Our very own oil spill in Singapore. Heh. Thanks a lot Bunga Kelana 3 and Wally!!!!! Even though I don’t live near the coastline (according to Singapore standards), I can still smell the acrid petroleum fumes! In my own house! Tell me what am I supposed to breathe?
This highlights the precarious situation we are in! Just imagine if it were a larger oil spill. Today’s oil spill was 2000 tonnes of crude oil. What if it were 20,000 tonnes, or 200,000 tonnes (the theoretical maximum from 1 ship) of crude oil???? Would the fumes be so bad that we would all die from it????? I heard that when the Deep Horizon leaked, the journalists could still smell the fumes 4 days from the incident. Although that is a far bigger mishap, it was also much further out to sea!

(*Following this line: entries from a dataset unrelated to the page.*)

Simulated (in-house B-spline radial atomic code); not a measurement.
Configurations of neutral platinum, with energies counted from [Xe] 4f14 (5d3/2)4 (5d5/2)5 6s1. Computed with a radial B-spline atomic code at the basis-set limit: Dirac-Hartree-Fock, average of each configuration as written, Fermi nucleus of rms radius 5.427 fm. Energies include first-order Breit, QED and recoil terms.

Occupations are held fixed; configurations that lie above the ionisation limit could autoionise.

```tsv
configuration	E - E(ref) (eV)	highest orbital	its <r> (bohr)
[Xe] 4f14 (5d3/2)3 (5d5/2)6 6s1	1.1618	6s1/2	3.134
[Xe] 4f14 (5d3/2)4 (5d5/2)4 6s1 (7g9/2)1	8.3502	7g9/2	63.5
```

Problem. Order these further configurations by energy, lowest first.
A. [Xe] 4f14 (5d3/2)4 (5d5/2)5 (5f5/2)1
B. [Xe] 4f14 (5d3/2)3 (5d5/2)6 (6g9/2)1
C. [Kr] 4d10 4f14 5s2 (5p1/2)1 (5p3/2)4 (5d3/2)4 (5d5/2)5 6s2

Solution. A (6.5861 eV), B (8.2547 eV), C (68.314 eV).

Please join me to pray for the winds to change and for rain.
By Angela Lim – May 25th, 2010
Emergency teams scramble to contain nearly 2,000 tonnes of crude oil that leaked into the Singapore Strait after two vessels collided in the busy waterway, according to port officials.
The Maritime and Port Authority of Singapore (MPA) reveals that the Malaysian-registered tanker MT Bunga Kelana 3 has been damaged in a collision with a bulk carrier MV Wally registered in St. Vincent and the Grenadines.
According to Malaysia’s Maritime Enforcement Agency, the collision tore a 10-metre gash in the Malaysian tanker.
The tanker’s operators, Malaysia-based AET, said in a statement, “Oil booms are being placed around the leaked cargo to contain the spill.”
Nobody was injured in the accident and ship traffic in the area has not been affected by the incident that took place 13 km off Singapore in the Traffic Separation Scheme at 6.10am Tuesday, according to the release.
The Traffic Separation Scheme is a commercial channel that runs along the Straits of Malacca and Singapore.
In the aftermath of the accident, both vessels were anchored off Singapore and neighbouring Malaysia and Indonesia have been notified.
Salvage operators interviewed said that the spill could be damaging for the environment but a swift response by the authorities would significantly lessen the impact.
“I think it can be controlled. 2,000 tonnes will not do much damage if the teams are already there,” a salvage operator tells AFP.